It’s all about media [Archives:2006/1008/Viewpoint]
The media scene in Yemen is quite active these days. There are workshops, seminars, meetings and informal gatherings to discuss the problems facing journalists and to find solutions, especially for press freedom and professional training. But it is sad to know this is, yet again, just another passing phase of alert and vigor. Perhaps the most crucial problem we face, and which is hardly discussed, is the lack of consistency whether among journalists themselves or that of concerned authorities. The recent judiciary sentences against the three Yemeni newspapers involved in the Danish cartoons fiasco prove the later point clearly. One sentence forbade the editor from writing for one month, with a suspended four-month jail sentences. A second editor was given one year in jail and the paper was closed for six months. And the third newspaper was fined YR 500,000.
The point here is not whether or not there should be such cases, it is about the way the legal system operates in Yemen. The judiciary system is incoherent and without standards. It worries me that we are not sure how the system will react towards media acts they consider a breach of the norm, which is again another question. What is considered professional reporting and what is considered abuse of media freedom?
The other side of the inconsistency is of the people working in Yemeni media. Many journalists and media establishments do not have a clear mission or strategic vision. For example, many political party newspapers prioritise the party's attitudes and perceptions towards professional journalism. The heads of the political parties think their priorities are above fundamental human rights. This point was brought to discussion when the political parties did not live up to their bragged enthusiasm about supporting female candidate in the elections. The argument then was that it was more beneficial for certain political parties to nominate a male candidate than to adhere to political minority rights or adequate representation.

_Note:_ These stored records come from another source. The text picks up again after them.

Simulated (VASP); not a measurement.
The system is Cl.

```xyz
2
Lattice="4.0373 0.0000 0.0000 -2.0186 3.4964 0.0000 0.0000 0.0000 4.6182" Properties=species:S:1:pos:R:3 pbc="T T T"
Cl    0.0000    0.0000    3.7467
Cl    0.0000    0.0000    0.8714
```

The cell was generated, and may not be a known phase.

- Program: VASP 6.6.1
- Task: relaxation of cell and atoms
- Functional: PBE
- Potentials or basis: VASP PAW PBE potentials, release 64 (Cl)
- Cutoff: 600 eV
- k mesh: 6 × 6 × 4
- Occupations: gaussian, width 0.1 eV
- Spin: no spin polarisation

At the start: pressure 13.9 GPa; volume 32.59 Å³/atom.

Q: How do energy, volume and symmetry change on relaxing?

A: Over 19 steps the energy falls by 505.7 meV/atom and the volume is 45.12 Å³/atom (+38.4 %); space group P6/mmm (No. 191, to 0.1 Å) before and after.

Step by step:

Many newspapers lack vision and they do not learn from previous experiences – even their own. Every time the local media aggressively highlights an issue it becomes the momentary hot topic and then quickly fades away as though it never happened. The problem with Yemeni media is we don't know how to network and lobby for our causes. We don't know how to stick to our demands until they are met. The hype created about the media law, for instant, has quickly faded away. Then the abuse against journalists and violations of their rights has become less of a priority with the passage of time and only when someone is attacked or unjustly imprisoned do we remember to write and condemn the violations.
Yemeni media has so much potential and there is so much to achieve. But unfortunately we are not doing our country and our issues justice. When I was talking to a Lebanese taxi driver about Yemen's donation to two Lebanese villages in the south he said, “We hardly hear about your country, we don't know what you are doing and most of the time you are invisible in the Arab world. Your media is not doing a good job in publicising your country or promoting your deeds.”
That is true, we should start picking the pieces of our fragmented structure and prove ourselves worthy of the profession.